In the first few minutes of the movie we see Mrs. O’Brien, (Jessica Chastain) as she is receiving a letter stating her 19 year old son is dead. She calls Mr. O’Brien (Brad Pitt) at work to let him know the tragic news. The film then moves to present day as we are introduced to Jack (Sean Penn) the oldest of the O’Brien’s three sons. Jack comes across as an emotional wreck and we find out that he is still devastated by the loss of his younger brother. He notices a tree being planted in a small construction area which triggers an extended flashback to his childhood.

Jack’s childhood revolves around something said at the first of the film. “There are two ways through life, the way of nature and the way of grace. You have to choose which one you will follow”. Jack’s dad is a man of nature. He’s a short-tempered and strict father whose hypocrisies don’t go unnoticed by his children. He has a cynical and hardened view of the world and recognizes success as beating the world at it’s own game. Jack’s mom is a woman of grace. She sees the world as a beautiful place and her faith fuels her loving and trusting nature. She’s quiet and gentle and her love of life is unquestioned even through life’s struggles. The question is which path will young Jack follow?

As we watch Jack and his brothers grow up in 1950′s Waco, Texas, Malick gives us some of the most grounded and natural portrayals of early adolescence that you will find on film. Young Jack, played by the fantastic Hunter McCracken,  has a great relationship with his brothers but always finds himself falling short in his father’s eyes. There are several painfully potent scenes that convey this and over time it leads to some disturbing changes in Jack. It’s heart-wrenching enough to watch this young boy flirt with self-destruction but witnessing his inner struggles with his actions is even more despairing. We hear him in voiceover ask ”What have I done?” He painfully states ”What I want to do I can’t do. I do what I hate.” It’s pretty weighty material and Malick doesn’t treat it halfheartedly.

Malick takes the O’Briens through trials and tragedies but he uses them to explore forgiveness, reconciliation, and peace. He’s not afraid to ask tough questions or address things such as existence, spirituality, and the afterlife. But this gets at another thing that makes this film special. It can speak to different people in so many different ways. Whether it be the spiritual subtext or the strained family dynamic, Malick takes something that is obviously deeply personal and touches the audience in a wide variety of ways.

“The Tree of Life” is a technical masterpiece and it’s impossible to talk about this film without mentioning it. Emmanuel Lubezki’s gorgeous cinematography should garner instant Oscar consideration. In many ways ”The Tree of Life” is more lyrical than dramatic therefore many scenes find their strength in imagery and camera work other than any form of dialogue. Many of Lubezki’s gorgeous shots carry more dramatic and emotional weight than almost any acted sequence I’ve seen all year. Alexandre Desplat’s brilliant score hits at just the right times during the film, weaving itself between Malick’s signature scenes featuring nature’s ambiance.

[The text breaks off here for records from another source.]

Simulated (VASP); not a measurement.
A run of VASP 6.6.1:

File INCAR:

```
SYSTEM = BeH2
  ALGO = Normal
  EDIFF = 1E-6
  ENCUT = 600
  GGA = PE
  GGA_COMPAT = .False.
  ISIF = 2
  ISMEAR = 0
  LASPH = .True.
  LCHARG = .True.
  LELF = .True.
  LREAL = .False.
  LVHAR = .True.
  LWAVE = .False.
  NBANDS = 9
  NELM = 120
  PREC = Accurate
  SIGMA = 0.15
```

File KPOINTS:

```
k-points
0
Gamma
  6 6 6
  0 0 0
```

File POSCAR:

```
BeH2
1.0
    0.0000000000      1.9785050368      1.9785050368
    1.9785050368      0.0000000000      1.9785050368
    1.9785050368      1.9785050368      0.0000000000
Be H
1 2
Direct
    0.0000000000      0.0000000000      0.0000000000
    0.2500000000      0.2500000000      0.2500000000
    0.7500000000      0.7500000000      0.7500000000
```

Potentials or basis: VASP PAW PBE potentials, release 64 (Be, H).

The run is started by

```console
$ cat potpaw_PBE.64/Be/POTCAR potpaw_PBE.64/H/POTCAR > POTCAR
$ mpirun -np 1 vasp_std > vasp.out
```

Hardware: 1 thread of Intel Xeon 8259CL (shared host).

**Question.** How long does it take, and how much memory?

This is a unique film which calls for a unique approach by the actors. With the absence of a more precise narrative, the performances are structured around Malick’s vision. Pitt is fantastic in a conservative and more restrained performance. Chastain is graceful and has a subtle elegance. But it’s McCracken who steals the show with his authentic and measured performance. He sells every seen he’s in and Malick uses him perfectly.

“The Tree of Life” requires the audience to accept it for what it is. It’s bold and unwavering and while it could be misconstrued as a vanity project, it’s a film that’s clearly close to Malick’s heart. It most certainly isn’t for everyone, but I found myself immediately drawn in and unable to take my eyes off the visual splendor and mesmerizing meditation. It’s easy to be put off by things such as length and the lack of a focused story. But I implore audiences to judge “The Tree of Life” for what’s it’s meant to be. It touched me in many ways and it’s a film that with stick with me for a long time.